Unavailability as a witness includes situations in which the declarant is absent from the hearing and the proponent of his/her statement has been unable to procure his/her attendance by process or other reasonable means. The four factors bearing on the psychological unavailability of a witness are the probability of psychological injury as a result of testifying, the degree of the anticipated injury, the expected duration of the injury, and whether the expected psychological injury is substantially greater than that of the average victim of a rape, kidnapping, or terrorist act.

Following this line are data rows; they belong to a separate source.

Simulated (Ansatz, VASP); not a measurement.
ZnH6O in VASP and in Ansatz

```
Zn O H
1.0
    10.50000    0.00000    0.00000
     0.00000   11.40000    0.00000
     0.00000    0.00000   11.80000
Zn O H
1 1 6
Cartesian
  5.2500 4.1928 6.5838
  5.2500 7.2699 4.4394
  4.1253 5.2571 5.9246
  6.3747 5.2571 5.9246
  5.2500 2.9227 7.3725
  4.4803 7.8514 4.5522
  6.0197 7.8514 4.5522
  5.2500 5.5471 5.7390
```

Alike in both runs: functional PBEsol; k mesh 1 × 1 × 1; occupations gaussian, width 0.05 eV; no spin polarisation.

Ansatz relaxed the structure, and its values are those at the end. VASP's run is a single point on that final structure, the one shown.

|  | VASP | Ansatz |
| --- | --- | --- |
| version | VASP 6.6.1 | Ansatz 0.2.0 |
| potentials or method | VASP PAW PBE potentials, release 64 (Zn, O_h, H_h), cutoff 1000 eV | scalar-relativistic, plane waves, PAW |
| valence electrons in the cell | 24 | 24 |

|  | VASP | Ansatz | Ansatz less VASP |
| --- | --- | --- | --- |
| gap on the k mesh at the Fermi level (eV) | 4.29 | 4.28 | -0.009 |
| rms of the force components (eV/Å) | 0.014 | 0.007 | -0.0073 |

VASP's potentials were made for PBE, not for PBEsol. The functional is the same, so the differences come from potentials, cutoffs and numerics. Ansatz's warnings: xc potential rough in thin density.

Following is an example of a federal statute defining the term “unavailability as a witness.” Pursuant to USCS Fed Rules Evid R 804 (a), “"Unavailability as a witness" includes situations in which the declarant—
(1) is exempted by ruling of the court on the ground of privilege from testifying concerning the subject matter of the declarant's statement; or
(2) persists in refusing to testify concerning the subject matter of the declarant's statement despite an order of the court to do so; or
(3) testifies to a lack of memory of the subject matter of the declarant's statement; or
(4) is unable to be present or to testify at the hearing because of death or then existing physical or mental illness or infirmity; or
(5) is absent from the hearing and the proponent of a statement has been unable to procure the declarant's attendance (or in the case of a hearsay exception under subdivision (b)(2), (3), or (4), the declarant's attendance or testimony) by process or other reasonable means.”